Powering Jetson Nano Through GPIO (J41)

Hi all. I am trying to power the Jetson Nano through the GPIO (J41) on pins 2,4 (5V) and 9,14 (GND). For some reason, the board powers on long enough to show the NVIDIA logo then shuts down completely. Here’s what I’ve tried so far:

  1. Using an anker power bank I’ve powered the Jetson Nano successfully through the uUSB port (also proving that the supply is capable of powering the board). I have tried powering the Jetson from the same anker supply through the GPIO but still the board shuts down after the NVIDIA logo.

  2. Powering the Jetson Nano through the GPIO using a bench power supply. Just like before, I see the logo screen followed by a power down.
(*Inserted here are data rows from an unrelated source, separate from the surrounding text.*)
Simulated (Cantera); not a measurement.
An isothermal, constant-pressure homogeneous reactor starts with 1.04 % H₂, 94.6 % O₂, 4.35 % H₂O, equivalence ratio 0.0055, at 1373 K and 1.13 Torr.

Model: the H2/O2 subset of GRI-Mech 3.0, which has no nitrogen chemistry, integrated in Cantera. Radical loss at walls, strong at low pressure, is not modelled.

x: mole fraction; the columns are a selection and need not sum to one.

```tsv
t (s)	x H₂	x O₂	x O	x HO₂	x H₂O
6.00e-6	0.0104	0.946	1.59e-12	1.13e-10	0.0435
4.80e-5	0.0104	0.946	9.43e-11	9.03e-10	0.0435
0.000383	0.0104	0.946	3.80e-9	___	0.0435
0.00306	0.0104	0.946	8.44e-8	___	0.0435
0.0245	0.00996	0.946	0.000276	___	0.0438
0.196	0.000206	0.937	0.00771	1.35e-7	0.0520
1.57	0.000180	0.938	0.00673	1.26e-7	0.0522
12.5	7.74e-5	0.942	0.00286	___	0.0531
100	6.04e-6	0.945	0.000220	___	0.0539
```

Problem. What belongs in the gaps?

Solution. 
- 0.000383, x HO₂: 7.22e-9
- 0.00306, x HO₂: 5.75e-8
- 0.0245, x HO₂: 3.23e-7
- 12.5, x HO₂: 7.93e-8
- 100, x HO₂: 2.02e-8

I took a few measurements with a multimeter and noticed that when I initially power the board through the GPIO, the 3V3 LDO seems to be doing its job properly. Once the board shuts down even the 3V3 rail on GPIO goes out as well, however, 5V is still present on pins 2,4 on the GPIO.

Is there something fundamentally different between powering the Jetson through the GPIO vs the barrel jack or uUSB? The only difference I see is that we completely bypass the selection circuit on page 11 of the schematic. Is there a signal I’m missing that gets triggered when you go through the uUSB or barrel jack that allows all of the regulators and Jetson to stay on?

Hi, how did you connect the GND of power source to Nano board? Do you have oscilloscope to check the 5V input when power down happen? Each pin of 5V of J41 can be used at up to 2.5A. Better to check that to make sure if it is caused by drew current or voltage droop on power route.

Hi Trumany, I both cases I connected the Jetson Nano carrier board ground (pins 9 and 14 on J41) to the ground of my power supply (the supply is able to provide 5V=6A). I can check the 5V input during power down with a scope in a few hours. It seems strange to me that this would be an issue considering that the Anker power supply is able to power the Jetson carrier board through the uUSB connector but not through the GPIO pins. Could it have something to do with the U58/U67 (TPS25944L) on page 11 of the schematic for the carrier board?

In theory it should have nothing to do with the load switch. Besides the scope measurement, please check the connection quality of power cable to J41 pins and also you can try other shorter cable.

I was able to put a scope on the supply and also monitor the total amount of voltage sag experienced by the supply during the Jetson Nano’s power up.

When the Jetson Nano pulled around 1.1A during startup it was causing my supply to sag down from 5V to around 4.8V. When this happened, the Jetson Nano promptly shut down. One solution was to minimize contact resistance by using multiple pins for GND on J41 and connecting those all to the GND from my Anker power supply. Another solution seemed to be using shorter cables. In other words, reducing resistance introduced by the cable and improving the quality of the connection.

Ultimately what I think I will do will be to use a buck-boost converter to maintain a steady 5V during operation. I will also create a resistor divider network to fake a signal to the Anker power supply on the D+ and D- pins to output the maximum possible current at all times (since I am getting power over USB ports).

The end goal with all of this is to create a sister-board which mounts on J41 (imagine a raspberry-pi shield) in order to interface some sensors and peripherals. My goal with all of this is to power the Jetson Nano through the GPIO and minimize cables in the final design.

I will continue to do some tests and report back on how the boost-buck converter affected powering the jetson through J41. The goal there would be to reliably power the jetson through GPIO regardless of potential voltage sags from any power supply during spikes in current draw.

I would like to hear how this works for you armandop4597. We have created just a shield in house that functions the same way, but we have not had the chance to assemble the components on the PCB yet to verify this power supply configuration. After testing your new configuration please let me know how it does and I’ll send you what we came up with once hour setup has been tested.